ParallelStream Collecting to Set?

Question

I have a program which would benefit greatly (large data set with a somewhat involved mapping and filtering scheme, but not dependent on exterior variables / synchronization) from using parallelStream(), but must be collected as a set.

I'm somewhat new to parallel-streams (this being my first experience with them), and tried using the below code only to discover that this led to concurrent modification of a non-concurrent backend and a deadlock condition behind the scenes.

This mapping attempts to get the filesize of an unmounted disk using the Linux native command sudo blockdev --getsize64 unmounted_device_here (I have no idea if Java can get the full size of an unmounted disk on Linux, so I'm just using the native method since this will only ever be published on Linux systems anyway)

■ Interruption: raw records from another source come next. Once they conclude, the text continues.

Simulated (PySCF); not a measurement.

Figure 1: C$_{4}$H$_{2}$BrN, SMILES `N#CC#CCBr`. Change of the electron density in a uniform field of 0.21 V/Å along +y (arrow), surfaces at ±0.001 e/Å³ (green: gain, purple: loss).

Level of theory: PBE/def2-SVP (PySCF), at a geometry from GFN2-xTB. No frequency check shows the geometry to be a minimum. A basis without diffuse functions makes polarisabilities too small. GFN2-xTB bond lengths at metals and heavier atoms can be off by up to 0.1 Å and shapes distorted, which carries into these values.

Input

Mapping Method (which deadlocks):

var mountPath = Paths.get("/dev");
            //Do NVME Drives First
            var list = new ArrayList<Path>(10);
            //Looks like nvme1n1
            //For reasons beyond my understanding replacing [0-9] with \\d does not work here
            try (var directoryStream = Files.newDirectoryStream(mountPath, "nvme[0-9]n[0-9]")) {
                for (Path path : directoryStream) {
                    list.add(path);
                }
            }
//Map to DrivePacket (path, long), note that blockdev return bytes -> GB
var nvmePackets = list.parallelStream().map((drive) -> new DrivePacket(drive,
                    (Long.parseLong(runCommand("sudo", "blockdev", "--getsize64", drive.toAbsolutePath().toString())) / (1024 * 1024 * 1024))))
                    .collect(Collectors.toSet());

IOUtils is from the Apache utility classes:

        <dependency>
            <groupId>org.apache.commons</groupId>
            <artifactId>commons-lang3</artifactId>
            <version>3.12.0</version>
        </dependency>

runCommand (executes the native calls):

public static String runCommand(String... command) {
        try {
            if (DEBUG_MODE) {
                systemMessage("Running Command: " + Arrays.asList(command).stream().collect(Collectors.joining(" ")));
            }
            var builder = new ProcessBuilder(command);
            var result = IOUtils.toString(builder.start().getInputStream(), StandardCharsets.UTF_8).replaceAll("\n", "");
            if (DEBUG_MODE) {
                System.out.println("Result: " + result);
            }
            return result;
        } catch (IOException ex) {
            throw new IllegalStateException(ex);

        }
    }

The DrivePacket Class:

   /**
     * A record of the relevant information for a drive
     *
     * Path is the fully qualified /dev/DRIVE path
     */
    public record DrivePacket(Path drivePath, long driveSize) {}

Since the operation benefits from concurrency, is there any way to do this using parallelStream? Or do I have to use another technique?

It always hangs at the stop where this line of code is executed, and waits forever at ForkJoinTask.java at externalAwaitDone(); when I use the debugger.

Unfortunately, there isn't a Set analog of toConcurrentMap() that I could find.

How can I avoid this deadlock while still getting both the parallelism granted for the computation and having the end result be a set?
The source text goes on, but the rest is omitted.